2. c ◌ How web browsers find web servers

Web browsers and web servers talk to each other over the Internet. It is the client - the browser - which initiates the exchange. What triggers a browser to do so is the user who enters a URL into the address bar, for example: http://www.example.com.

The Internet is a network of millions of servers distributed all over the world. One of this million of servers serves the www.example.com website. How does your browser connect to exactly this one server?

The first thing the browser needs to do to in its quest to find the right server is to translate the domain name you gave it - www.example.com - into an actual Internet address, which is a number, not a name.

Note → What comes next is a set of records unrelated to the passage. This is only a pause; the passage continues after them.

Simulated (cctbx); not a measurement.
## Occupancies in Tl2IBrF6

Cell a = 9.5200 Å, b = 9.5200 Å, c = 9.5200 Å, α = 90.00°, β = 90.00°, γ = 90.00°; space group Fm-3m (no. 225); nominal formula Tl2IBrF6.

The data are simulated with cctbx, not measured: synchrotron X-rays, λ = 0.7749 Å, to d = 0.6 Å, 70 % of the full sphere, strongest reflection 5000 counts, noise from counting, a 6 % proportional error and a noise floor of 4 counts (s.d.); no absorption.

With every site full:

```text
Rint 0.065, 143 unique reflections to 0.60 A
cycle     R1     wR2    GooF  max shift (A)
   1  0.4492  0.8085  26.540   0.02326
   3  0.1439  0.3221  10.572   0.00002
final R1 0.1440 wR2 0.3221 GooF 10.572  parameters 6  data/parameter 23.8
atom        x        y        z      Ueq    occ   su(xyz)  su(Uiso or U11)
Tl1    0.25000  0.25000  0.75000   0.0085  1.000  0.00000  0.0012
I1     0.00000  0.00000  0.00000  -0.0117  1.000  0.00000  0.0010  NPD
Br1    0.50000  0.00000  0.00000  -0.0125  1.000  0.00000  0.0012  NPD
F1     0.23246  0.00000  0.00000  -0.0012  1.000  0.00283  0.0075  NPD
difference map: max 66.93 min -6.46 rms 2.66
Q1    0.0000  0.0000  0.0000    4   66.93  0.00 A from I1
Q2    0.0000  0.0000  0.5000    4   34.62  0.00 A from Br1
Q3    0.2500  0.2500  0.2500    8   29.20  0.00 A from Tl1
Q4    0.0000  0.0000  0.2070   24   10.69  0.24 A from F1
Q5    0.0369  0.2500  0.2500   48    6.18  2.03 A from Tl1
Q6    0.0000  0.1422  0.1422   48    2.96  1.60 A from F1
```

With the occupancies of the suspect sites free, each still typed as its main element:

To do so, the browser utilizes an Internet component which is not a part of the World Wide Web itself, but plays a crucial role in making it more comfortable to use: the Domain Name System, or DNS.

You can think of the DNS as a huge telephone book. You know the name of a person, and you use it to look up their telephone number. The DNS offers the same service for browsers - the browser queries the DNS with a domain name like www.example.com, and the DNS tells the browser the Internet address.

You can also query the Domain Name System yourself, from the command line of your virtual Linux box.

To get to a command line, you need to start a Terminal application. To do so, simply click on the Ubuntu symbol in the upper left corner of your Linux desktop. In the search dialogue which opens, type terminal.

You will get a list of three or four applications as the search result - simply click on the first result which is name “Terminal”, the one with the black and white icon of a window with a >_ symbol in it.

A new application window opens which provides a text-based interface - a command line.

At the so-called prompt, which probably looks like this:

yourname@ubuntu:~$

you are able to type commands which the Linux system then executes.

One of this commands is called dig. We can use dig to ask the Domain Name System for the Internet address of www.example.com like so:

yourname@ubuntu:~$ dig www.example.com A

Enter this command, and then hit enter. With this, you start the command line application dig with two parameters: the name for which to look up information from the DNS, and the type of information you want to look up, in this case A, which stands for Internet Protocol address version 4, or IPv4 address, or, as version 4 is still the predominant Internet Protocol version, simply IP address.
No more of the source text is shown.